At one of my client we had a Bash script that grepped a huge log file 20 times in order to generate a report. It created a lot of load on the server as grep was reading the entire file 20 times.
As we were converting our Shell scripts to Python anyway I thought I could rewrite it in Python and go over the file once instead of 20 times and use the Regex engine of Python to extract the same information.
The Python version should be faster as we all know file I/O is way more expensive than in-memory operations.
After starting conversion it turned out to be incorrect. Our code became way slower. Let's see a simulation of it.
Generate the big log file
In order to make it easy to reproduce the case I created a script that could create a big text file.
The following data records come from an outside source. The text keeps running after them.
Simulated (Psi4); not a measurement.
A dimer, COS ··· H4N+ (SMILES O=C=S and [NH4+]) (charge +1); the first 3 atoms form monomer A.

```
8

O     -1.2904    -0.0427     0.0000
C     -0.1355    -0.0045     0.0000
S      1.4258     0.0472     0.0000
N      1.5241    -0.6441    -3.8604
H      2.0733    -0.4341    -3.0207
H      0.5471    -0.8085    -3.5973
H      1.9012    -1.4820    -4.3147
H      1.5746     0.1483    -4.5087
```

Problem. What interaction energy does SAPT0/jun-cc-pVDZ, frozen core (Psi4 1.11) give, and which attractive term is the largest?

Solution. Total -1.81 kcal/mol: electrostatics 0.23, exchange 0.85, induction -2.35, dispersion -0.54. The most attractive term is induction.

examples/python/create-big-file.py
import sys
import random
if len(sys.argv) != 4:
exit(f"{sys.argv[0]} FILENAME NUMBER-OF-ROWS LENGTH-OF-ROWS")
_, filename, rows, length = sys.argv
line = "x" * int(length) + "\n"
match = random.randint(0, int(length))
with open(filename, 'w') as fh:
for i in range(int(rows)):
if i == match:
fh.write("x" * (int(length)-2) + "yx\n")
else:
fh.write(line)
We can run it like this, indicating the name of the file we would like to create, the number of rows and the length of rows.
python create-big-file.py FILENAME NUMBER-OF-ROWS LENGTH-OF-ROWS
It will create a file full of the character "x", with a single "y" somewhere.
I think this is going to be good enough for our simple example.
Using grep
In the original shell script we had some 20 different calls to grep, but to make it simpler I made this shell script with that runs the same regex multiple times.
filename=$1
limit=$2
for ((i=1;i<=$limit;i++));
do
grep y $filename
done
You can pass the name of the data file and the number of time you'd like to run grep.
Grep with Python regexes
I have an implementation in Python as well.
import sys
import re
if len(sys.argv) != 3:
exit(f"{sys.argv[0]} FILENAME LIMIT")
_, filename, limit = sys.argv
with open(filename) as fh:
for line in fh:
for _ in range(int(limit)):
if re.search(r'y', line):
print(line)
I know in the simple case of finding a single "y" character I could use the index method or the find method and thous would be probably faster, but in our cases we really had more complex regexes.
Comparing the speed
python create-big-file.py a.txt 100000 50
Verify the file:
$ wc a.txt
1000000 1000000 51000000 a.txt
# grep y a.txt
xxxxxxxxxxxxxxxxxxxxxxxxxxxxxxxxxxxxxxxxxxxxxxxxyx
$ time bash examples/grep_speed.sh a.txt 20
real 0m0.227s
user 0m0.055s
sys 0m0.172s
$ time python examples/grep_speed.py a.txt 20
real 0m9.509s
user 0m9.477s
sys 0m0.032s
grep is about 50 times faster than Python even though grep had to read the file 20 time while Python only read it once.
More complex grep
In the previous case we used a very simple regex, now let's change it to use a slightly more complex expression in which we are not only looking for a single character, but we also want to make sure it is between two identical characters.
filename=$1
limit=$2
for ((i=1;i<=$limit;i++));
do
grep '\(.\)y\1' $filename
done
More complex python
import sys
import re
if len(sys.argv) != 3:
exit(f"{sys.argv[0]} FILENAME LIMIT")
_, filename, limit = sys.argv
with open(filename) as fh:
for line in fh:
for _ in range(int(limit)):
if re.search(r'(.)y\1', line):
print(line)
You can try it yourself:
grep '\(.\)y\1' a.txt
Comparing the speed of the more complex examples
$ time bash examples/grep_speed_oxo.sh a.txt 20
real 0m0.196s
user 0m0.035s
sys 0m0.161s
$ time python examples/grep_speed_oxo.py a.txt 20
real 0m25.067s
user 0m24.972s
sys 0m0.016s
The speed of grep did not change, but Python became even slower. This time grep is more than a 100 times faster than Python.
Version information
$ python -V
Python 3.8.2
$ grep -V
grep (GNU grep) 3.4
Other cases
The results are consistent with what I saw during my work, but I wonder what would be the results if the file was larger than the available memory in my computer.
Conclusion
grep is so much faster than the regex engine of Python that even reading the whole file several times does not matter.
Or I made a mistake somewhere that impacts the results.
Oh and one more thing, I also create a Perl version of the code and Perl is much faster than Python even though it is also slower than the grep code.